The Malaysian stock market is seeing an exodus of foreign funds as the 1MDB scandal escalates, according to Bloomberg.
"Foreign funds are making a dash for the exit as international probes related to troubled 1MDB widen into one of the worst global financial scandals.
"Overseas investors have pulled money from Malaysian stocks for a fifth straight week following the longest buying spree in two years.
"The FTSE Bursa Malaysia KLCI Index is the only decliner among major developing peers in Southeast Asia in 2016," it said.
It cited MIDF Amanah Investment Bank which said foreign investors sold a net RM3.9 billion of Malaysian shares in the five weeks from the end of April.
This reduced inflow to RM2.48 billion to date compared with outflows of RM19.5 billion last year and RM6.9 billion last year.
The net outflow of foreign funds was seen throughout May, shortly after 1MDB on April 26 defaulted on the coupon payment for its US$1.75 billion bond.
The Malaysian fund defaulted for the second time on another US$1.75 billion fund on May 11.
The country's stock market had seen a brief recovery at the start of this year, but the 1MDB's defaults coupled with escalating international investigation had caused jitters among investors.
"The exodus of international funds is a dramatic reversal from the first quarter of the year when money managers piled in at the fastest pace in Southeast Asia, propelling the stock index to an eight-month high.
"After gaining 7.9 percent from this year's low in January, the stock index has retreated almost six percent from the April peak.

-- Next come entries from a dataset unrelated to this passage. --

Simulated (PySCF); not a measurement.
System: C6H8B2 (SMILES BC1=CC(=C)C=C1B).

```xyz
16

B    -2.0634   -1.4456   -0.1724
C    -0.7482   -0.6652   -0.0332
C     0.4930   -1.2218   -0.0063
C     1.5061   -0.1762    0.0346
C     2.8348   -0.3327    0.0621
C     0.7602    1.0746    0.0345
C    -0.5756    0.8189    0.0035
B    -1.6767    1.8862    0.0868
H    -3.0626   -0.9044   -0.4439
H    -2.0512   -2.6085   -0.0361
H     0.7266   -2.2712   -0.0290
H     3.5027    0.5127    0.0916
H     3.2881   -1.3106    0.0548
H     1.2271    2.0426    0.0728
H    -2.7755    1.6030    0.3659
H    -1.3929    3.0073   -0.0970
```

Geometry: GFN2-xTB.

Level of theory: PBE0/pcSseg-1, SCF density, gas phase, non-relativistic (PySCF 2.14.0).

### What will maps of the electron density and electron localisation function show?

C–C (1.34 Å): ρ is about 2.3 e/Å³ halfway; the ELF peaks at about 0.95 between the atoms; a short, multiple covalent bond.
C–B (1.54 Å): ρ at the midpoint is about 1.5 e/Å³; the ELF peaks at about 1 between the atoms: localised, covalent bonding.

"That's pushed Malaysia's stock index far behind in the rally by its emerging peers in Southeast Asia even as lower valuations have created some bargains," Bloomberg said in its report.
The report, quoting Baring Asset Management, said the prolonged impact of 1MDB prompted investors to seek out other markets in the region.
"People are probably getting impatient as they continue to hear noises about 1MDB," Hong Kong-based money manager at Baring Asset Lim Soo Hai was quoted as saying.
“We're hesitant to invest in Malaysia as we're not seeing a lot of interesting stocks that we can find," he added.
It is not all doom as gloom as not all money managers were bearish with Malaysia's prospects.
"This is a healthy correction and might be the best opportunity out there to position for the next leg up," KL-based Amundi Malaysia investment manager Tan Ming Han was quoted as saying.
"It's similar to a seasonal downpour resulting from economic, political and global macro noises," he added.